A Beginner’s Guide To NFL Betting
Betting on an NFL game will always be a gamble and regardless of what any online guide tells you, knowing that nothing is a sure bet is the first step to success. Every game played in the NFL is unpredictable but weighing the odds and knowing the requirement your wager needs to meet to have a payout is vital to adding money to your bankroll over the course of any given season.
When betting on NFL games, it’s important to know a few things before putting money on any teams, players, or outcomes. Here are five tips to know when it comes to betting on the NFL.
Getting Over NFL Fandom
This one may be the hardest to get over, since a lot of fans in the NFL have their favorite team or player and want to believe in their heart they are rooting for the best team or the best player in the league. This is why so many players place a futures bet on their favorite team to win the super bowl.

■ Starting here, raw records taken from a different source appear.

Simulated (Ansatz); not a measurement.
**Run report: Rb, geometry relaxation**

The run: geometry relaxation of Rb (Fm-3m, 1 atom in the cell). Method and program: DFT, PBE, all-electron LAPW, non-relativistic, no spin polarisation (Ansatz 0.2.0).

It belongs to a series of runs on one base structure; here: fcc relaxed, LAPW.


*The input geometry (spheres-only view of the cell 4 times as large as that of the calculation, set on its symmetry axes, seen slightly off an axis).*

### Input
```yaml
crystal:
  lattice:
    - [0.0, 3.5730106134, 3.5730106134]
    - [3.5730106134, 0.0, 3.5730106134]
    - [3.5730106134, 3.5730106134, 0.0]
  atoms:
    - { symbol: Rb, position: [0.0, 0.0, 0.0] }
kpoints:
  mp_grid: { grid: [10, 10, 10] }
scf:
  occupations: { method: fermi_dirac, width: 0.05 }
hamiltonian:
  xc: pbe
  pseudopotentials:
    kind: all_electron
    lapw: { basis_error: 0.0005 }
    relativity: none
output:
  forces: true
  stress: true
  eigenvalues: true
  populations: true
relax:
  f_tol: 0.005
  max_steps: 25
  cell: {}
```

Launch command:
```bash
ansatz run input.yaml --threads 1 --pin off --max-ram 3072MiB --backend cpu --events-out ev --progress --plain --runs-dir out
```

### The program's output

However, gambling doesn’t test your heart but tests your mind instead. Having an objective point of view is the only way to have success when betting on professional football. Having bias before placing a bet leads to a shift in point of view and clouds your perception of deciding outcomes, which is the entire point of betting on the NFL. Instead, researching trends, knowing team performance against the opponent, and gaining general historical knowledge should be one of your top priorities.
Sportsbooks do not pledge allegiance to any particular team, so neither should you. The goal here isn’t for your favorite team to beat all other teams, but instead, the goal here is to beat the odds a sportsbook gives you.
Choosing the Type of Bet
There are many types of betting options when it comes to the NFL, but for beginners, focusing on only one may be the best course of action. Once you become comfortable with how sportsbooks make odds, you can then expand and diversify your bets even further as more knowledge is gained not only concerning sportsbooks but on the NFL as well. Let’s focus on the most common type of bet placed on NFL games: The point spread.
During an NFL season you may see a line that looks like this:
- New England Patriots (-7.5) vs. New York Jets (+7.5)
This line indicates where the two sides of the point spread is currently sitting at. If you bet on the Patriots, this line indicates the Patriots must win by more than 7.5 (which would be 8 points since the NFL does not award half points in the scoring rules) or more for you to win. If you bet on the Jets, the line indicates the Patriots must win by less than 7.5 (7 points due to no half points) or the Jets win outright.
The key takeaway here is that you aren’t simply betting on who wins or loses but also must factor in the margin of victory. One final note: For beginners, it’s important to not look at the payout and try to factor that into the equation as well. In the example, just because the Jets are +7.5 and have, say, a +200 (betting $100 wins $200) payout shouldn’t sway your decision either way. Winning is the most important goal, regardless of the payout.
Factoring in NFL Home-Field Advantage
Traditionally, Las Vegas and online sportsbooks have home-field advantage accounting for 2.5 points when it comes to NFL games. Take this scenario below as an example:
- New Orleans Saints (+4.0) vs. Atlanta Falcons (-4.0)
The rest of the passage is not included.